Here's a picture from the article that has since been published in Ancient Origins:



They're packed pretty tightly. Just eyeing it up I'd say it's about a dozen burials in an area approximately 400 ft² (20'x20'). One square mile is 27878400 ft² so that's about 69696 burials per square mile, meaning a cemetery with an average density of burials similar to that picture would need to be about 14.3 square miles to accommodate a million.

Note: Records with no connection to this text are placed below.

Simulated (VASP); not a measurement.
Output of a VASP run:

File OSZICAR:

That would be massive. Arlington has about 400,000 graves in an area of 253 hectares which is just shy of a square mile.

EDIT:

Looks like the Fag el-Gamous is about 125 hectares or roughly half a square mile in area. From a 1988 paper on the BYU site:


The cemetery itself, covering approximately 300 acres (125 hectares), is almost entirely unplundered, though repeated digging for interment of bodies and later subsidence of the burial shafts have left the entire area in a very disturbed condition. A few very deep shafts, ranging from 15 to 23 m in depth, have horizontal shafts and burial chambers leading from the base of the vertical shafts, and these date probably from the Middle Kingdom. One unfinished burial chamber, beginning with a large room (c. 3x3 m) hewn from a limestone ridge running east-west in the cemetery continues north in a shaft for approximately 4–5 m before turning east in an unfinished burial chamber. Other rectangular shafts approximately one meter square and hewn into the small hills and mounds of the cemetery area angle downward and appear to turn horizontally left or right to burial chambers, but these have not yet been excavated, and firm dates cannot be assigned to them.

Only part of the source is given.